What interests me is not their theology, nor their largely non-sacramental and aliturgical life, none of which I could accept. (At risk of pressing on them categories they do not recognize, I would be inclined to say that their manner of life, especially their biblically grounded stewardship of the earth, has a deeply "sacramental" quality to it in a way that Alexander Schmemann described very well.) Instead, what interests me is precisely their manner of living: small, local, agrarian, and with a constant wariness about how new technology can damage their families and communities. And yet, given the strictures on their life, they flourish: recent studies indicate that they have large families and an extremely high rate of retention (I've seen numbers above 90%) of their youth, which no Christian church anywhere on the planet comes close to replicating. In speaking of the Amish I am not, I hope, indulging in any kind of romanticism or contrarianism; I am certainly not a Luddite. I know it is a besetting sin of too many Eastern Christians, and so I try to keep a firm check on any impulse towards nostalgia for a "simpler" or "better" past that never was.
But the quiet example of the Amish raises questions for me that I have long considered about the globalized world in which we live--ecological questions, sociopolitical questions, economic questions, and ultimately philosophical and theological questions. These are questions that first came to me in the late 1990s when I was writing an MA thesis on Alasdair MacIntyre, whose most influential book After Virtue: A Study in Moral Theory, first published in 1981, ends with a famous passage about the similarities (but also differences) between the collapse of the West-Roman Empire into the Dark Ages, and the "new dark ages which are already upon us." In such a context, MacIntyre said, we are awaiting "a new--and doubtless very different--Saint Benedict." That language has led some, e.g., the Orthodox blogger Rod Dreher, whom I read daily with great interest, to speak of a "Benedictine option" for Christians today--looking at new forms of community, new ways of living, in our present circumstances.

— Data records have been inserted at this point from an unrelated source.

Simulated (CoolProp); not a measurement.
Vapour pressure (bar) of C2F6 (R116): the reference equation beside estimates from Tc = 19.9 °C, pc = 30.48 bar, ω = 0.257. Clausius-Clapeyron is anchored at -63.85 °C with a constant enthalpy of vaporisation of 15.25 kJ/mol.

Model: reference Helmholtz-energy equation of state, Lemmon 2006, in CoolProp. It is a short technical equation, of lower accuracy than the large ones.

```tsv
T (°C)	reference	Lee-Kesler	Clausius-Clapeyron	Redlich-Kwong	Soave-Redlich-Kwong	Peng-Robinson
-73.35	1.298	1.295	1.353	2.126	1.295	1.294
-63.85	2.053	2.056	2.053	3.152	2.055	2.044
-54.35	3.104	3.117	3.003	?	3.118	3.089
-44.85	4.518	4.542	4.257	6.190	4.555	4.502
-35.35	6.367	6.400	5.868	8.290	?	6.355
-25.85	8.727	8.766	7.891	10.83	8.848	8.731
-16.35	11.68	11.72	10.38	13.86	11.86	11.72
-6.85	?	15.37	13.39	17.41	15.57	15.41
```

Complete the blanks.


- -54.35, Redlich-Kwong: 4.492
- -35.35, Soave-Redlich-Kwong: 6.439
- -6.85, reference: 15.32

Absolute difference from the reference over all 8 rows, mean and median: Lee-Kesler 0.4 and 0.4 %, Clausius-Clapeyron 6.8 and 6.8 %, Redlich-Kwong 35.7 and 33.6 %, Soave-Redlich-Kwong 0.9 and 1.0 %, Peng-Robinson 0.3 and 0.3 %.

Some years ago Dreher wrote a book I read with relish, Crunchy Cons: The New Conservative Counterculture and Its Return to Roots. (Dreher also has a new book out this year, to which I will attend later. I hope also to interview him about it.)
If, following Paul Evdokimov, all Christians are called to a life of "interiorized monasticism," how possible is that in the world in which most of us live today? Can the silence and contemplation, the prayer and solitude, which are necessary components of any monasticism worthy of the name, be lived today when we are surrounded by so much technology? Should we not, Amish-like, look more critically on our phones, tablets, computers, and cars? What would a new, and doubtless very different, monasticism look like? How can we be more like the Amish? How can the vision of a "crunchy" conservatism be lived on more than an individual "boutique" basis? Are Christians of our time called to live differently in intentional communities? (Catholics like this family would seem to think so. In 2006, I spent a few days with some friends who were then part of the City of the Lord, a Catholic intentional community in Phoenix. There was much there that was attractive, but the charismatic worship was deeply repellent.)
I have no answers to these questions, but continue to think about them. I hope my thinking will be aided by the recent publication of a book from Paraclete Press, which has published a number of good works in Eastern Christianity, monasticism, and much else besides: David Janzen, The Intentional Christian Community Handbook: For Idealists, Hypocrites, and Wannabe Disciples of Jesus (Paraclete Press, 2012).
About this book, which was brought to my attention by my good friend, Fr. Jason Charron, the publisher tells us:
In the 21st century, a new generation of Spirit-energized people are searching for a new—yet ancient—way of life together. David Janzen, a friend of the New Monasticism movement with four decades of personal communal experience, has visited scores of communities, both old and new. The Intentional Christian Community Handbook shares his wisdom, as well as the experience of intentional Christian communities across North America over the last half century.